Boys, on the other hand, are a handful. Just trying to get boys to sit still and pay attention is a real challenge for any parent or teacher. As a result, boys are given a lot more feedback that emphasizes effort (e.g., "If you would just pay attention you could learn this," "If you would just try a little harder you could get it right.") The net result: When learning something new is truly difficult, girls take it as sign that they aren't "good" and "smart," and boys take it as a sign to pay attention and try harder.
We continue to carry these beliefs, often unconsciously, around with us throughout our lives. And because Bright Girls are particularly likely to see their abilities as innate and unchangeable, they grow up to be women who are far too hard on themselves -- women who will prematurely conclude that they don't have what it takes to succeed in a particular arena, and give up way too soon.

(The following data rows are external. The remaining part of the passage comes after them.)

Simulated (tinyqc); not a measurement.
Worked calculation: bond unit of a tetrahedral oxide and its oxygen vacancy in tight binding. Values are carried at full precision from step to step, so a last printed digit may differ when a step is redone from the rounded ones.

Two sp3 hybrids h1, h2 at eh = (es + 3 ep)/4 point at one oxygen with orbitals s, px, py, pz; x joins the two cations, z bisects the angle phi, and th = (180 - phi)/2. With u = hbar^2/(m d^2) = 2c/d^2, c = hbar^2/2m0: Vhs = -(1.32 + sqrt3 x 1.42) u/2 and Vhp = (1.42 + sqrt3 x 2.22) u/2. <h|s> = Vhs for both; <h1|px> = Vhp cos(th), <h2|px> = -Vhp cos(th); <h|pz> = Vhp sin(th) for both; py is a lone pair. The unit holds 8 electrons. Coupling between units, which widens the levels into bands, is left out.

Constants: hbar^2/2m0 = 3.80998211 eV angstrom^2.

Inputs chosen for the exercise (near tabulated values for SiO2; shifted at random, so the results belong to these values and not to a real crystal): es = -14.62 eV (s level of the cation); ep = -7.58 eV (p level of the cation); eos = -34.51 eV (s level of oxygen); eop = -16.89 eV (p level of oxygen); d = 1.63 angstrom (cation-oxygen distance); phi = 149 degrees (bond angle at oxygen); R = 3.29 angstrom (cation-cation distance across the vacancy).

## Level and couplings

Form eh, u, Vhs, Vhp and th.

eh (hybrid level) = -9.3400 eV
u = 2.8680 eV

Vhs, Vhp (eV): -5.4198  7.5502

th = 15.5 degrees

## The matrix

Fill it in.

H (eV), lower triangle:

Even if every external disadvantage to a woman's rising to the top of an organization is removed -- every inequality of opportunity, every chauvinistic stereotype, all the challenges we face balancing work and family -- we would still have to deal with the fact that through our mistaken beliefs about our abilities, we may be our own worst enemy.
How often have you found yourself avoiding challenges and playing it safe, sticking to goals you knew would be easy for you to reach? Are there things you decided long ago that you could never be good at? Skills you believed you would never possess? If the list is a long one, you were probably one of the Bright Girls -- and your belief that you are "stuck" being exactly as you are has done more to determine the course of your life than you probably ever imagined. This would be fine, if your abilities were innate and unchangeable. Only they're not.
No matter the ability -- whether it's intelligence, creativity, self-control, charm or athleticism -- studies show them to be profoundly malleable. When it comes to mastering any skill, your experience, effort and persistence matter a lot. So if you were a Bright Girl, it's time to toss out your (mistaken) belief about how ability works, embrace the fact that you can always improve and reclaim the confidence to tackle any challenge that you lost so long ago.Wednesday, January 5, 2011
dreams/goals 2011
Brokenly bright, like moonbeams on a river,
It lights my life, a far illusive dream,
Moves as I move, and leads me on forever.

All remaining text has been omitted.